“I walk into the lobby and I see the elevator open and I’m like, 'No, I have to catch that elevator,'” Krug said. “So I yell at the girl and I’m like, 'Hey, can you hold the elevator?' She doesn’t say anything. She doesn’t look at me. Nothing happens. And then she gets into the elevator and the elevator starts to close. It opens back up because I hit the button, so it closed very quickly. There was no way for the elevator to have moved, so I walk into the elevator, and no one was in there.”
She said the woman seemingly disappeared. Krug experienced many other strange occurrences similar to what happened in her house during her time in Hinton James as well, prompting her to believe a spirit had attached itself to something she had. Krug would wake up with slit marks on her arm and bruises of handprints that didn’t match her own.
“It wasn’t consistent,” Krug said. “It was a knock at the door. It was the shaking of my bed. It was lights. It was bruises on my arm. One time it destroyed my room. My roommate hadn’t been in town, and I walked into my room and everything was not where it was supposed to be. And I was like, I didn’t do this. My roommate’s out of town. We’re the only two people who have a key to this room.”
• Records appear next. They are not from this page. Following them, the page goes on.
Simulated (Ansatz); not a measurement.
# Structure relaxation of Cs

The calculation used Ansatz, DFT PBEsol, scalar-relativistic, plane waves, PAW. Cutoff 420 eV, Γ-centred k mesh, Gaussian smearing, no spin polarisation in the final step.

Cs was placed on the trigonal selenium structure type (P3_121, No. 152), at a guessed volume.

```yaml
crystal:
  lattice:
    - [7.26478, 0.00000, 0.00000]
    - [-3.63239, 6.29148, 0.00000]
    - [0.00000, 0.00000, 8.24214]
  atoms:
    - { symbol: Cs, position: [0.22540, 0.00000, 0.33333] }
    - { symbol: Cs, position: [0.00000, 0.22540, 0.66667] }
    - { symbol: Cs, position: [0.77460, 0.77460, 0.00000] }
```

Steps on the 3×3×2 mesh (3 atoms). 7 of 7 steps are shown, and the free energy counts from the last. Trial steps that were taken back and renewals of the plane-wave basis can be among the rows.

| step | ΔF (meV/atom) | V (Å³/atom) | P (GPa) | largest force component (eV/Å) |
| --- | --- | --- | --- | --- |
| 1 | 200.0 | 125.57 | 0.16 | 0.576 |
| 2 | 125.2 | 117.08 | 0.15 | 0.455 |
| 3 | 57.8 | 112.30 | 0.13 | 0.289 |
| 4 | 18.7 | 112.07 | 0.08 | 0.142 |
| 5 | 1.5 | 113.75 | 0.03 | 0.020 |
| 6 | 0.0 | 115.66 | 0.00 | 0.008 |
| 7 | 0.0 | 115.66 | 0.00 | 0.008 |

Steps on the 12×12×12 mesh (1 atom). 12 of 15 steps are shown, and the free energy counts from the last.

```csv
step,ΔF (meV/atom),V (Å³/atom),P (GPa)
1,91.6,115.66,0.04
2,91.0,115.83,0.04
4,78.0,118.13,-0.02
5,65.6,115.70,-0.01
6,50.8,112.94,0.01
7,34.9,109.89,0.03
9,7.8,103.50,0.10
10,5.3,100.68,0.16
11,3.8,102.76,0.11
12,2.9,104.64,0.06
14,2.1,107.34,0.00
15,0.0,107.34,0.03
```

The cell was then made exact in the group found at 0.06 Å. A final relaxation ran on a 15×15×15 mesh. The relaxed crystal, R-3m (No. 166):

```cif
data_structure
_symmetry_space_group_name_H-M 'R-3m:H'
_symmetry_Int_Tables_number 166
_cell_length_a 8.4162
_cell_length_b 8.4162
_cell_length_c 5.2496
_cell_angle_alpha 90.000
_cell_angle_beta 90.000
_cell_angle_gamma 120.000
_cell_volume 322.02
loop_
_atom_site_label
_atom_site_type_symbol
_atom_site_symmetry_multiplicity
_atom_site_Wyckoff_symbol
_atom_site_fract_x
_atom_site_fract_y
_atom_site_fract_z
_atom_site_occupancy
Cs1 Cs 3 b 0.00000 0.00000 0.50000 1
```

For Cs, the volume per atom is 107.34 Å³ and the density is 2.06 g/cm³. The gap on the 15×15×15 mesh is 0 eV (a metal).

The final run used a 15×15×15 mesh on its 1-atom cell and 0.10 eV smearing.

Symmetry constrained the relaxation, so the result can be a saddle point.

Because UNC is so old and many people have died on campus, Krug believes there’s a lot of energy at the University. After moving out of Hinton James, the strange activity stopped, and Krug has been free from any perceived hauntings.
Gimghoul Castle is one of the more iconic locations near campus steeped with mystery and intrigue. The legend goes that Peter Dromgoole died in a duel with another man over his love for a woman named Fanny. Dromgoole was allegedly buried under a rock stained with his blood.
Senior and former Daily Tar Heel staff member Molly Horak had her own creepy tale at the site of Gimghoul. On Halloween night her sophomore year, Horak and her friends wandered to Gimghoul Castle after walking through Franklin Street.
“We were walking around, and we didn’t really see anything or hear anybody and then all the lights in the castle turned on, and we heard organ music like 'Phantom of the Opera' kind of organ music going,” Horak said. “We sprinted out from there, but we didn’t see a single person in the castle or outside of the castle so like, where did this come from? We ran away as fast as we could.”
Another student’s ghost encounters occurred off campus in a popular student apartment, Lark Chapel Hill.
A year ago, senior Kayla DeHoniesto started thinking her apartment might be haunted. Forks and knives would mysteriously disappear, never to be found again. While she was alone in her apartment, the pantry door opened by itself and slammed shut on its own 10 minutes later. A different night, while in bed, DeHoniesto heard the front door open and slam shut, and none of her roommates were awake. Recently, DeHoniesto’s TV remote will be far from her, and Netflix will pause or exit seemingly by itself.
But DeHoniesto and her roommates have reacted to the occurrences with more than initial fear. Now whenever something strange happens in the apartment, they blame the ghost, who they call Agatha.
“When the knives started going missing, we were scared, but then now we're kind of just like, we just laugh about it, whenever she does anything,” DeHoniesto said.
DeHoniesto has a theory on who the ghost is, believing it to be of a furrier, more benevolent nature. She thinks their ghost is a dog that lived in the apartment years back and died. Sometimes, DeHoniesto, notices her own dog will start staring into space, not responding until she says “Agatha.”
While some alleged ghost stories are more frightening than others, they all comprise a long-lasting and special aspect of Halloween for UNC students and beyond.
“I think our ghost just wanted friendship,” DeHoniesto said. “I think it's a friendly ghost. I think it's just playing tricks on us.”